The combination of former prospects graduating to the big leagues, trades, draft misses, and resource limitations drained the Red Sox’ long-term talent base over time. The pattern was sufficiently concerning that it led to the dismissal of Dombrowski and the hiring of Bloom, whose first move was to deal Betts for the sort of young talents (Alex Verdugo, Jeter Downs, Connor Wong) who had been missing from the organization.

With that deal and subsequent ones during the season (Mitch Moreland to the Padres for outfielder Jeisson Rosario and infielder Hudson Potts; Brandon Workman and Heath Hembree to the Phillies for starters Nick Pivetta and Connor Seabold; Kevin Pillar to the Rockies for reliever Jacob Wallace), the Red Sox believe they’ve taken steps toward rebuilding their talent base.

Moreover, the advances made in 2020 by players such as infielder Bobby Dalbec, outfielder Jarren Duran, Mata, and first baseman Triston Casas have helped repair the pipeline holes.
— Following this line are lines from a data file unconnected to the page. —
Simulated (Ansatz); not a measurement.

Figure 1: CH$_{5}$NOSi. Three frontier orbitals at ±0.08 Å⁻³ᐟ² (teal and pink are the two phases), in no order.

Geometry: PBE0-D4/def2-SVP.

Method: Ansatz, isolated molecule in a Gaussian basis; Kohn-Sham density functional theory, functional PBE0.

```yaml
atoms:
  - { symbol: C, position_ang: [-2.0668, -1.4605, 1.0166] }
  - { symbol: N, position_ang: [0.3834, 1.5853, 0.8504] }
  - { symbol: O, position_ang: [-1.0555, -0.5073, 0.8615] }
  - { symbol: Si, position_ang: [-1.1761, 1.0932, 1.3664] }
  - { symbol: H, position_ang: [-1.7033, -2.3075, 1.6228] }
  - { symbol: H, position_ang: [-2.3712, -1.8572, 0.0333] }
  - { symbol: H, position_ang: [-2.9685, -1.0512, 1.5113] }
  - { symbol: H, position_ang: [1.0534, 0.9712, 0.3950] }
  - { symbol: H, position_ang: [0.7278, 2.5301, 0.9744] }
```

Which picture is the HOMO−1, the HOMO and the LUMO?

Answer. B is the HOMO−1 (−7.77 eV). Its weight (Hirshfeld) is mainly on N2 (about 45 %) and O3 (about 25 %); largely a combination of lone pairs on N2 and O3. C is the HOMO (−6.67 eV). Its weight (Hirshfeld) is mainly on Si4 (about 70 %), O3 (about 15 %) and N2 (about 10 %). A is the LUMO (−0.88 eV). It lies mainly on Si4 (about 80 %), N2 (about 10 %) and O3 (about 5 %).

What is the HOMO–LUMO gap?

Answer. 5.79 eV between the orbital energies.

Bobby Dalbec hit eight home runs in just 23 games last season.Matthew J. Lee/Globe staff

But the depth of their young talent in the big leagues and upper levels likely still lags behind that of their AL East competitors. Even with hopes of fielding a contending big league team in 2021, the Red Sox see an ongoing need to keep building their base, a repair project that began, quite painfully, in 2020.

“I don’t think this is a process where you can ever look up and say, ‘OK, we’ve got this. We’re done,’ ” said Bloom. “I would say that over the past year we’ve made strides, but by no means are we where we would ultimately like to be.”